On Tue, Jan 08, 2013 at 04:42:00PM +0100, Michal Privoznik wrote:
> On 08.01.2013 16:24, Daniel P. Berrange wrote:
>> On Tue, Jan 08, 2013 at 10:37:19AM +0100, Michal Privoznik wrote:
>>> Currently, if there's no hard memory limit defined for a domain,
>>> libvirt tries to calculate one, based on domain definition and magic
>>> equation and set it upon the domain startup. The rationale behind was,
>>> if there's a memory leak or exploit in qemu, we should prevent the
>>> host system trashing. However, the equation was too tightening, as it
>>> didn't reflect what the kernel counts into the memory used by a
>>> process. Since many hosts do have a swap, nobody hasn't noticed
>>> anything, because if hard memory limit is reached, process can
>>> continue allocating memory on a swap. However, if there is no swap on
>>> the host, the process gets killed by OOM killer. In our case, the qemu
>>> process it is.
>>>
>>> To prevent this, we need to relax the hard RSS limit. Moreover, we
>>> should reflect more precisely the kernel way of accounting the memory
>>> for process. That is, even the kernel caches are counted within the
>>> memory used by a process (within cgroups at least). Hence the magic
>>> equation has to be changed:
>>>
>>> limit = 1.5 * (domain memory + total video memory) + (32MB for cache
>>> per each disk) + 200MB
>>> ---
>>>
>>> There is a bit more that should be taken into account, e.g. shared
>>> pages, where accounting is even more complicated:
>>>
>>> "Shared pages are accounted on the basis of the first touch approach.

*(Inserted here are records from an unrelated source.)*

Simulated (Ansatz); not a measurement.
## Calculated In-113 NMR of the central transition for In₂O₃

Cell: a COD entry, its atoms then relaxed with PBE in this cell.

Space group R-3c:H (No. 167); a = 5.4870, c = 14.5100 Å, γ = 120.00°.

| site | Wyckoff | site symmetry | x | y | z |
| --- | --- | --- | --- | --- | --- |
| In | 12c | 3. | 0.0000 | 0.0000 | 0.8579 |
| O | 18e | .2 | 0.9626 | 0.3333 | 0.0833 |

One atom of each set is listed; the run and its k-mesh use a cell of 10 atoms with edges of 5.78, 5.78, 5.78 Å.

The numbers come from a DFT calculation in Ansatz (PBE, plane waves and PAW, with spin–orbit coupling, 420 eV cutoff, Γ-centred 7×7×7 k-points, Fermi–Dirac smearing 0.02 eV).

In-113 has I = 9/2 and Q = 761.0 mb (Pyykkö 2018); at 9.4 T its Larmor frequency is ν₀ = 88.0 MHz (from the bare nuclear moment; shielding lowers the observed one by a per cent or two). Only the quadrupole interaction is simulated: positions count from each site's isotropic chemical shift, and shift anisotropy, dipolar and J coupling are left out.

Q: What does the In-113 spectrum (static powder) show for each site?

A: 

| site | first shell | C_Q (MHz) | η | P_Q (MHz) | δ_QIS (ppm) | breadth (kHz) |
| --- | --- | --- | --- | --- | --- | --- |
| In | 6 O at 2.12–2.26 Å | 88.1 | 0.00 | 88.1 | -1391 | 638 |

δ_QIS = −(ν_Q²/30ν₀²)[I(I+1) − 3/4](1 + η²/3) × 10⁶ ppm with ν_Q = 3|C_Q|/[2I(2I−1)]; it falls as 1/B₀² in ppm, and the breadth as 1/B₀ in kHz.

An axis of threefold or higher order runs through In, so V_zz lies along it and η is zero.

>>> The cgroup that first touches a page is accounted for the page." [1]
>>>
>>> I don't we even want to try to reflect this in our code. That's why
>>> the coefficient of domain memory has been lifted from 1.02 to 1.5, in
>>> hope it will just be enough.
>>>
>>> 1:
http://www.kernel.org/doc/Documentation/cgroups/memory.txt
>>>
>>> src/qemu/qemu_cgroup.c | 15 +++++++++------
>>> 1 file changed, 9 insertions(+), 6 deletions(-)
>>>
>>> diff --git a/src/qemu/qemu_cgroup.c b/src/qemu/qemu_cgroup.c
>>> index 7faf025..16a9d7c 100644
>>> --- a/src/qemu/qemu_cgroup.c
>>> +++ b/src/qemu/qemu_cgroup.c
>>> @@ -343,15 +343,18 @@ int qemuSetupCgroup(virQEMUDriverPtr driver,
>>> unsigned long long hard_limit = vm->def->mem.hard_limit;
>>>
>>> if (!hard_limit) {
>>> - /* If there is no hard_limit set, set a reasonable
>>> - * one to avoid system trashing caused by exploited qemu.
>>> - * As 'reasonable limit' has been chosen:
>>> - * (1 + k) * (domain memory + total video memory) + F
>>> - * where k = 0.02 and F = 200MB. */
>>> + /* If there is no hard_limit set, set a reasonable one to avoid
>>> + * system trashing caused by exploited qemu. As 'reasonable
limit'
>>> + * has been chosen:
>>> + * (1 + k) * (domain memory + total video memory) + (32MB
for
>>> + * cache per each disk) + F
>>> + * where k = 0.5 and F = 200MB. The cache for disks is
important as
>>> + * kernel cache on the host side counts into the RSS limit. */
>>> hard_limit = vm->def->mem.max_balloon;
>>> for (i = 0; i < vm->def->nvideos; i++)
>>> hard_limit += vm->def->videos[i]->vram;
>>> - hard_limit = hard_limit * 1.02 + 204800;
>>> + hard_limit = hard_limit * 1.5 + 204800;
>>> + hard_limit += vm->def->ndisks * 32768;
>>> }
>>>
>>> rc = virCgroupSetMemoryHardLimit(cgroup, hard_limit);
>>
>> ACK,
>>
>> can't say I'm a fan of our heuristics but I don't see a better way
>> yet. Lets see how this new limit copes.
>>
>> Daniel
>>
>
> Yeah, it's sort of magic. Pushed now. Thanks.
How does one turn off the limits?
Dave
Either disable mem cgroup (e.g. by unmounting it), or set own limit in
the domain XML (libvirt won't even try to calculate new one then).
Michal